The bill would amend the Michigan Penal Code to include copying or reproducing child sexually abusive activity or material in the current prohibition against and penalty for involvement in child sexually abusive activity or material. The bill also indicates that a violation would be committed when actions were taken for personal, distributional, or other purposes.
Section 145c of the Penal Code prohibits a person from persuading, inducing, enticing, coercing, causing, or knowingly allowing a child to engage in a child sexually abusive activity for the purpose of producing any child sexually abusive material, or arranging for, producing, making, or financing, or attempting, preparing, or conspiring to arrange for, produce, make, or finance any child sexually abusive activity or child sexually abusive material. The bill would add to that offense copying or reproducing, or attempting, preparing, or conspiring to copy or reproduce any child sexually abusive activity or child sexually abusive material. In addition, the prohibition would apply to any of the actions described above done for personal, distributional, or other purposes.
(A violation is a felony punishable by up to 20 years' imprisonment and/or a maximum fine of $100,000, if the person knows, has reason to know, or should reasonably be expected to know that the child is a child or that the child sexually abusive material includes a child or that the depiction constituting the material appears to include a child, or the person has not taken reasonable precautions to determine the age of the child.)
The bill would have an indeterminate fiscal impact on State and local government. By adding copying and reproducing to the list of prohibited child sexually abusive activities, and also clarifying that Section 145c(2) applies in cases of "personal, distributional, or other purposes", the bill could result in additional violations. As noted above, violations of subsection 2, often referred to as child sexually abusive activity, are punishable by up to 20 years' imprisonment and/or $100,000 in fines. Any additional violations would increase costs of incarceration and community supervision for State and local government.

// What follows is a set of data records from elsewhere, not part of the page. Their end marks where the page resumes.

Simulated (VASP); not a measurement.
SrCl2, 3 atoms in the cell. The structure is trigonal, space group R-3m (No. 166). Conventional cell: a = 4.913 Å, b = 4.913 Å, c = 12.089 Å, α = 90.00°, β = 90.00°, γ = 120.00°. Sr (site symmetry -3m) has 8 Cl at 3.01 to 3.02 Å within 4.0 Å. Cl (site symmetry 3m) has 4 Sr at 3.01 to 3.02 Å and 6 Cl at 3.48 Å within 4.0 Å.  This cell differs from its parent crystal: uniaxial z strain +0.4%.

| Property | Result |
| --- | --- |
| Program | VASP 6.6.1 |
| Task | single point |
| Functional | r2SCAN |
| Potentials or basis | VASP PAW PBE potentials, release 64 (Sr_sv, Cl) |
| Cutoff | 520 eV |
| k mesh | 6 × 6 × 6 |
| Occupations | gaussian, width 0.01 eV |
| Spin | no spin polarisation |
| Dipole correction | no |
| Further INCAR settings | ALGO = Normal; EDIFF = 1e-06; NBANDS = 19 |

Under current statute, it is likely that someone who copied or reproduced child sexually abusive material could be charged with a lesser offense under the same section. For
example, subsection 4 describes the crime of possession of child sexually abusive material, which is punishable by up to four years' imprisonment and $10,000 in fines. Therefore, the costs attributable to this bill are the potential net increase in the lengths of sentences. Any additional fine revenue would benefit public libraries.
In 2010, there were 72 total felony dispositions for child sexually abusive activity, of which 61 resulted in prison sentences. Also in 2010, there were 114 total felony dispositions for possession of child sexually abusive material, of which 48 resulted in prison sentences.
This analysis was prepared by nonpartisan Senate staff for use by the Senate in its deliberations and does not constitute an official statement of legislative intent.